Hotline Sort: McMahon, Murphy Spar in Heated Debate
Welcome back to Hotline Sort. Obama has the best fundraising month of his campaign, Warren hits back at Brown over asbestos, Murphy and McMahon engage in a feisty debate, and Obama makes fun of his own debate performance.
13) If you're one of those people who says they'll leave the country if their favored candidate doesn't win the presidential race: JetBlue has you covered.
12) Comedy Central's Jon Stewart and Fox News Channel's Bill O'Reilly debated Saturday -- and Washington Post's The Fix roundup up the best one-liners of the night.
11) President Obama gets in on making fun of his debate performance. The Associated Press:
Speaking at a celebrity-led fundraiser at the Nokia Theatre, Obama came on stage after performances by such singers as Katy Perry, Jon Bon Jovi and Stevie Wonder and remarks by actor George Clooney. He marveled at how they are able to perform flawlessly night after night and then said, quote, "I can't always say the same."
10) Wisconsin Gov. Scott Walker says there's a simple reason for the state's sluggish economic growth: The failed effort to recall him from office.
9) The contest between Rep. Kathy Hochul, D-N.Y., and her GOP challenger, Chris Collins, remains tied, according to a new Buffalo News/WRGZ-TV/Siena College poll.
The poll shows the two candidates tied at 47 percent. Six percent of likely voters are undecided. In the previous poll, conducted in mid-August, Collins held a statistically-insignificant lead, 47 percent to 45 percent.

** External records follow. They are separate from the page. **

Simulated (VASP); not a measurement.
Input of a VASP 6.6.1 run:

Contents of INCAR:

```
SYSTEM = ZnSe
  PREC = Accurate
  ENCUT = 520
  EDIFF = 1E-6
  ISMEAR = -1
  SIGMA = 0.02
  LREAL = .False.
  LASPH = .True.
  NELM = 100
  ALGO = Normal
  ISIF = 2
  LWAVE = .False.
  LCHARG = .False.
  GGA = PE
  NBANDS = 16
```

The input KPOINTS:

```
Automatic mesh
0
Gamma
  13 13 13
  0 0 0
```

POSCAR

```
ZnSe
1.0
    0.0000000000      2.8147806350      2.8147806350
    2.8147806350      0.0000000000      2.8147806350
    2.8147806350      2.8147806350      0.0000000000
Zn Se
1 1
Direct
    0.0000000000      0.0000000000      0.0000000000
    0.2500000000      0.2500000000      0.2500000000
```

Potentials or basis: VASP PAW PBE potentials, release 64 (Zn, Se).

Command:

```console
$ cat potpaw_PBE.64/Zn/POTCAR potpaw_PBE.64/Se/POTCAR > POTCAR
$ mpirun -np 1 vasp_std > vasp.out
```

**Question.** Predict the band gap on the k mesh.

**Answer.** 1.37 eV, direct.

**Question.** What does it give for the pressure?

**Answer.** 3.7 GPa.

8) In Connecticut's Senate race, Democratic Rep. Chris Murphy and GOP opponent Linda McMahon met for their first debate. The Hartford Courant:
During the feisty, hourlong forum, hosted by WFSB-Channel 3 and broadcast live, McMahon questioned Murphy's honesty and accused him of accepting a "sweetheart" loan while Murphy painted McMahon as an ideologically empty captive of an increasingly right-wing Republican party.
And Majority PAC and Connecticut's Future PAC announced the launch of a new ad campaign in the state. The ad targets McMahon on wanting to "sunset" Social Security.
Meanwhile, check out this Huffington Post story on the McMahon campaign leaking an email from one of their reporters.
7) Majority PAC is also going up with a new ad in the North Dakota Senate race, attacking Berg on voting for a tax break for himself and to cut student loans.
Mitt Romney is intensifying his efforts to draw a sharp contrast with President Obama on national security in the presidential campaign's closing stages, portraying Mr. Obama as having mishandled the tumult in the Arab world and having left the nation exposed to a terrorist attack in Libya. In a speech on Monday at the Virginia Military Institute, Mr. Romney will declare that "hope is not a strategy" for dealing with the rise of Islamist governments in the Middle East or an Iran racing toward the capability to build a nuclear weapon, according to excerpts released by his campaign.